I am not the right guy to play Scrooge this time of the year, but why is the resolution of the Republic sit down strike something to be applauded. I understand the plight of the employees. State law entitled them to notice and pay that they were not about to receive.
But this is hardly the fault of Bank of America. BOA has been politically pressured to make a loan that will never be repaid.
You may say "who cares?" BOA is a big bank and 1.75 million dollars is barely a crumb in its cookie jar. But, as the old saying goes, a million here and a million there, and pretty soon we are talking about real money. Neither BOA nor any other bank can survive by making, not merely a poor - but an insane "loan" in response to political pressure. In a free economy, businesses fail and various stakeholders - shareholders, employees and creditors - will be hurt by it. We can't expect banks - even those who have had an influx of federal capital - to insure against it.
The Republic employees acted boldly and certainly benefited from being from the President-elect's hometown. Maybe (although I would oppose it) the government should guarantee obligations under the plant closing laws. But shifting the costs to a firm's lender based upon who can and cannot exert the requisite political pressure seems irrational and even dangerous.
I suppose that those who are committed to a greater collectivization of losses and gains, this is a fumbling step in the right direction. My own view is that, if you want to assume community responsibility for private obligations, it ought to be done directly so the community can assess the costs and benefits.
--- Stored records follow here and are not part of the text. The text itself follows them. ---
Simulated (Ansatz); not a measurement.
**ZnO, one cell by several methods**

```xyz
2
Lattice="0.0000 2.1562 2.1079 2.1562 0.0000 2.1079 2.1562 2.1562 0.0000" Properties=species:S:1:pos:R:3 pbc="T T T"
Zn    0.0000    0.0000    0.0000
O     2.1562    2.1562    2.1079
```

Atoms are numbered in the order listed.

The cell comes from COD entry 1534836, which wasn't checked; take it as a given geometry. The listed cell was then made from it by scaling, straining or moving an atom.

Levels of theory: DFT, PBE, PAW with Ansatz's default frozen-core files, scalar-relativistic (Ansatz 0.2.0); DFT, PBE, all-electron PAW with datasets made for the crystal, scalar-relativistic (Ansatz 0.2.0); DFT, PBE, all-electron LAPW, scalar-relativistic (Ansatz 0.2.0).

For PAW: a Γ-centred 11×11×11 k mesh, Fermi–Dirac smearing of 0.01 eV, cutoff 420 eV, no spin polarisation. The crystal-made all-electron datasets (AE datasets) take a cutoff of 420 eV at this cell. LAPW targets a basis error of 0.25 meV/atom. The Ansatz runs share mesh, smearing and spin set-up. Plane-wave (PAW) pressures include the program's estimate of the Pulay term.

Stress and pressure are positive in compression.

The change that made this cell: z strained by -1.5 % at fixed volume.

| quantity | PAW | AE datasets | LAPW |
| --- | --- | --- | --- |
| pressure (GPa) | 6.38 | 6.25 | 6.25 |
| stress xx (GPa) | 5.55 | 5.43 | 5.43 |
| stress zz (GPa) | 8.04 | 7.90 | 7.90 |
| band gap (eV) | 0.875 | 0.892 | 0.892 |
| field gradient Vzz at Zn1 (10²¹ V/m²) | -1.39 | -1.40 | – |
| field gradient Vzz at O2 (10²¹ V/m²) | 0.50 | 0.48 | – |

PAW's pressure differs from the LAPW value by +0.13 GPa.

Crossposted at Marquette University Law School Faculty Blog and Prawfsblawg.
4 comments:
Perhaps it's the future trial lawyer in me, but can't they screw an insurance company somehow?
Perhaps Bank of American saw in this some good will, or enlightened self-interest, or a White Hat worth the money?
How many banks these days are getting any good pub?
"a million here and a million there, and pretty soon we are talking about real money."--a slippery slope argument that, in this instance, seems untenable: that we need to do something (institutionally) about widespread involuntary unemployment in the long-term, however, is a more virtuous slippery slope; in the short-term we should do everything we can to ameliorate the effects of such unemployment, even if it goes against the grain for what counts for economic efficiency these days. The relative value of some putative economic facts may disguise value judgments that, from a moral perspective, are troubling if not indefensible. It bears to keep in mind the significance of the proposition that "the moral commitments [including the lack thereof] of economic agents are important causes and effects of significant economic phenomena, and that those commitments are influenced by the way that they are described and appraised by economic agents and by economists." At any rate, these alleged economic facts may hide substantive disagreements about values or disguise deep disagreements about the nature of "the good" that can only surface in conflict situations such as this one.
"In a free economy, businesses fail and various stakeholders - shareholders, employees and creditors - will be hurt by it."--But surely it is not too hard to appreciate the fact that the hurt to employees is of a different order of magnitude than the hurt to shareholders and other stakeholders (if only because the voluntary character of the choices involved varies considerably, owing to the different endowment structures).
"Irrational" perhaps from the perspective of neoclassical economics (which has a rather constricted conception of rationality) but perhaps less so from classical political economy or from a perspective that doesn't accept all the presuppositions and assumptions about market "efficiency" or "utility" and so on. Sometimes ethical questions of fairness and moral concerns more generally will trump economistic ones, particularly when the latter are only tenuously connected to a coherent and defensible moral philosophy or when a chasm has developed between positive and normative economics. Or, put differently, and with Larry Solum (in critiquing Kaplow and Shavell), we might argue that the "ideal of public legal reason supports both welfare and fairness, but denies the claim of either to exclude the other."
Finally, this particular sit-down strike seems unique in its specific socio/micro-economic causes even if one wants, as I do, to draw inspiration from the collective determination and solidarity of the workers, thus it seems unnecessary to generalize the economic anxieties about its apparent financial hazards or implications (e.g., 'Neither BOA nor any other bank can survive by making, not merely a poor - but an insane "loan" in response to political pressure.'). In other words, whatever the "global" causes, the "local" economic causes and effects seem paramount in this case and thus we need not leap from the local to the global in teasing out the probable or possible economic implications of this particular political and economic settlement. All the same, I'll jump from the local to the global and conclude, with Michael Luntley: "We must rearticulate the authority of the Good. In doing this we must articulate the more specific goals and standards for the variety of human institutions we find in modern society and stand these goals in opposition to the market criteria of capitalist success." Why? As it stands it increasingly seems to be the case that "Under capitalism life is lived not under the authority of the Good, but under the aristocracy of Capital."
Another reason why I was wrong in endorsing the "bank bailout."